Before sharing my 2 cents worth... If there's one thing we can all agree on.... Frank Lorenzo was a lightning rod for all sorts of things. You either loved him or you hated him.
My experinces with CO
in the late 1980s were not good. I worked in YOW
for WD- Wardair was contracted to handle CO
. As an involved outsider and at the operations level, I found CO
's quality of service, morale of crews, and safety of aircraft to be questionable at best.
Flight crews were not allowing their own families to fly using family passes on CO
aircraft-- and to have seen the number of little yellow "INOPERATIVE" tape strips across gauges, switches and dials in the DC-9 cockpits I can honestly tell you that I wasn't surprised. I was in no hurry to take the offered fam flight to IAD
. Let's just say that what the public didn't know, never hurt them....

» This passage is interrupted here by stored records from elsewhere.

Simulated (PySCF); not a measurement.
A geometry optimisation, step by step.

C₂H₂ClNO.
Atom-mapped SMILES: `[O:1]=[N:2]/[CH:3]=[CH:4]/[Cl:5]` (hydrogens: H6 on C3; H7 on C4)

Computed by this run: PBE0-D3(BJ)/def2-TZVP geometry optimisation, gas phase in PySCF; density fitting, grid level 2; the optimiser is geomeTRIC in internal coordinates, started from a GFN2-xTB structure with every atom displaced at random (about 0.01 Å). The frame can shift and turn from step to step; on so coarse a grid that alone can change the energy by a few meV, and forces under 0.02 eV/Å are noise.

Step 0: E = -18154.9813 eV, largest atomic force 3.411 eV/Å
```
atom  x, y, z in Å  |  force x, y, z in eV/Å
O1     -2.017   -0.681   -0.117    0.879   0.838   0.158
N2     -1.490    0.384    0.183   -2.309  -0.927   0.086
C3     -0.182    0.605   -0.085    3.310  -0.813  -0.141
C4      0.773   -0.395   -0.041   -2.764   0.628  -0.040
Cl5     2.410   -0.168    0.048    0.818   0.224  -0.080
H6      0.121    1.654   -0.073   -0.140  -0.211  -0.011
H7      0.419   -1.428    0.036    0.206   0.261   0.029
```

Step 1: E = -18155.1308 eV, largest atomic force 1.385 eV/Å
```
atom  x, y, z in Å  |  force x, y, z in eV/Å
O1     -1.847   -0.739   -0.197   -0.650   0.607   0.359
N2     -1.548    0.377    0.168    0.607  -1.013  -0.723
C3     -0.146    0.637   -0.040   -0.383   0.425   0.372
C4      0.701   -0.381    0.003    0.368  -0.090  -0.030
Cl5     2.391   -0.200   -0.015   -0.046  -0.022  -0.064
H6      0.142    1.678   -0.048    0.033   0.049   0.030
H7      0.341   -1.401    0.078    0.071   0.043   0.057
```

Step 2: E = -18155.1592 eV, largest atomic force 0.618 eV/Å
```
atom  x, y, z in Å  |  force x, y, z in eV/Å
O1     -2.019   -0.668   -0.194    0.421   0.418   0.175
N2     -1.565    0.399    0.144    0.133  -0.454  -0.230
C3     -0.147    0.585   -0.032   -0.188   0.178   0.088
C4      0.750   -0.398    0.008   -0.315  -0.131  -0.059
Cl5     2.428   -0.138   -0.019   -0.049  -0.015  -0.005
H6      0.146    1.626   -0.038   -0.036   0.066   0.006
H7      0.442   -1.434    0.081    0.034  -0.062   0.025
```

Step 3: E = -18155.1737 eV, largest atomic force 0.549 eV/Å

What I understand about Lorenzo's dispicable business practices was that he would use the capital in an airline as collateral to purchase the airline. Then there would be no available equity to finance new aircraft or available credit for day-to-day operations. Many other airlines quickly learned from his stupid antics or else they would have followed down the same road at their peril.
Deregulation or not, one simply doesn't operate a capital-intensive business in that fashion. That Lorenzo thought he could, on the scale that he tried, was demonstrative of a shortsightedness, colossal ego and arrogance beyond compare.
Strong opinions? You bet. Flame me if you want. I still get tense (and intense) when I think of what he did to Eastern, Western, Frontier, New York Air, Continental and any other airline that had been a product of love and devotion of their founders, previous owners, and employees. I am still that angry about the mess he created.
Two stories to demonstrate the visceral reaction I feel for Lorenzo's project:
I once had to go pick up Kentucky Fried Chicken from off-airport because the 17:30pm YOW
flight hadn't been catered out of IAD
on its inbound flight as it should have been. The F/As were beside themselves in frustration, embarrassment and panic from the fear of the 30 hungry pax about to board- and having no meals to serve. I'll never forget the looks of profound relief and complete joy on their faces when they saw me carrying barrels of KFC and coleslaw onboard!
I recall a night in February when, before calculating a stiff windchill, the temperature was minus 20c (0F) and our local Hudson General mechanic was out on the tarmac changing brake pads because the last departure city, EWR
at the time, apparently didn't do brakes- or so we learned later. He risked life and limb as a mechanic- hypothermia and frostbite- when it was completely unnecessary.
Airline mergers are never easy or simple. Labour strife is almost inevitable. Add the complete insensitivity Lorenzo had for the 'families' that airline comeraderie creates, the financial woes he created when he bought five airlines and then sucked the life-blood out of them, you have the recipe for strong opinions.
You know mine and I didn't even work for him directly. I know there are hundreds or thousands who would agree with me but who, because of Lorenzo, lost the love of airlines, found new vocations, and are simply not in or near the industry to stand up to be counted.
I thank all those who stood up to him. I congratulate all those who survived him. History may have been kind to Lorenzo but in the day-to-day battles he created, it was trench warfare in a civil-war sort of way, for every person who worked for him and to me he will never, ever, be anything more than the airlines' version of the Anti-Christ that he was in the 1980s.
Man, I hope I'm not hurting anybody's feelings here. But it's how I feel and how I have felt for 20 years.
Labour issues? Probably. Insufficient budgets and the worst airline ownership/stewardship in North American history? Most definitely.
Okay. I'm done. Thanks for letting me get this off my chest. I actually feel better now. I might even be able to kick the prozac.